Mark Ndipita | May 8, 2017
It’s around midday and the rain has just stopped. The weather is back to normal for early March, with a cool breeze and the sun peeping through slowly moving white clouds, bringing warmth to Kunthulu village. Kunthulu is located about 25 kilometres south of Lilongwe, the capital city of Malawi. It is surrounded by green maize fields, the primary crop in this area.
Martin Tchoyo farms about 800 metres away from his grass-thatched-house, growing cucumber, maize, groundnuts, and sweet potatoes. He says, “[During] this period of the year when most crops are not ready for harvest, the only reliable source of income for me is cucumber.” Time is running out today for Mr. Tchoyo, who is the breadwinner in his family. He desperately needs money to buy food and groceries for his household. So he takes his mobile phone out of his pocket and calls a nearby vendor to come to his field and buy his cucumber.
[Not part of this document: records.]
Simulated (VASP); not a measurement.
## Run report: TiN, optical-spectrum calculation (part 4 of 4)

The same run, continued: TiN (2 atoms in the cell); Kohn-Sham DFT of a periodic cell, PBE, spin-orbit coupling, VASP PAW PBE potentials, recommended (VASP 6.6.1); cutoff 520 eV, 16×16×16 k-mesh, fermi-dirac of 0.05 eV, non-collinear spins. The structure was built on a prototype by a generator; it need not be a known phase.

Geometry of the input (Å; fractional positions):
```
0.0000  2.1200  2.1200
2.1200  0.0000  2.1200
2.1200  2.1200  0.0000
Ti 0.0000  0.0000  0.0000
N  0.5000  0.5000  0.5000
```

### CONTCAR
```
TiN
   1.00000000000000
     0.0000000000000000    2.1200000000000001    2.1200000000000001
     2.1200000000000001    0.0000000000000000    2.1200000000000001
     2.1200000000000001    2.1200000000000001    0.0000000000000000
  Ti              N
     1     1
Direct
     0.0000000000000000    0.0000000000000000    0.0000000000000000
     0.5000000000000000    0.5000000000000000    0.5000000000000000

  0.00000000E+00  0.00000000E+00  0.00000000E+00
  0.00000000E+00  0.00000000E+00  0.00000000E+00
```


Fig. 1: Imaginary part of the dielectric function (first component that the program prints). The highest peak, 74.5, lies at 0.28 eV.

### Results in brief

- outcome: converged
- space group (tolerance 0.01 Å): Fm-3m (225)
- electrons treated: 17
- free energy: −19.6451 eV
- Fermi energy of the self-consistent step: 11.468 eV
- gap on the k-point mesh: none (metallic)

When the vendor agrees to come, Mr. Tchoyo rushes to his field to ensure he has enough harvested cucumber for the vendor. He harvests his half-acre field of cucumber, and grades it according to size, colour, and quality. He says: “I am now sure that I will find money today because I have already discussed with the vendor who regularly comes to buy my cucumber. He sells in town. I cannot go to town to sell the cucumber myself because I need to take care of my field most of the time; hence I always sell to middlemen.”
Mr. Tchoyo started growing cucumber in 2013 after noticing that farmers who grow cucumber have cash in the weeks between January and March, when most crops are not ready for harvest. Cash flow is a challenge for many small-scale farmers in Malawi during these months.
Patheretu Likisoni grows cucumbers in the nearby village of Nkumanyama. He says most cucumber farmers lose out on profits because they sell to vendors. He explains: “The vendors sell in different areas of Lilongwe town and they make about 100% profit. Some farmers who used to grow cucumber have now stopped growing and are now vendors because they realized that the middlemen are the ones benefitting more from cucumber farming.”
Mr. Likisoni adds that, for farmers to benefit from cucumber farming, they need to follow good agricultural practices, such as weeding, and use good seed purchased from shops. He also recommends inputs such as fertilizer and pesticides.
He says that during the harvesting period, farmers need to constantly monitor the field to avoid wasting mature cucumbers. He says, “Cucumber needs to be harvested when it’s green in colour.” When cucumbers turn yellow, people won’t buy because they don’t like the taste.
Mr. Likisoni says that pests are a challenge in cucumber farming in his area, but that farmers are meeting the challenge by using pesticides.
Mr. Tchoyo encourages farmers to start growing cucumber alongside other crops so that they can find money when cash is scarce. Most cucumber farmers in Kunthulu and nearby villages earn $0.40 to $0.80 for a dozen cucumbers. Last year, he earned about $90 US from selling cucumber to vendors. The money helped him buy maize to support his family. The price of maize skyrocketed last year due to poor harvests.
He says, “I was able to find some money on a weekly basis from cucumber sales and … I managed to buy groceries for my family.”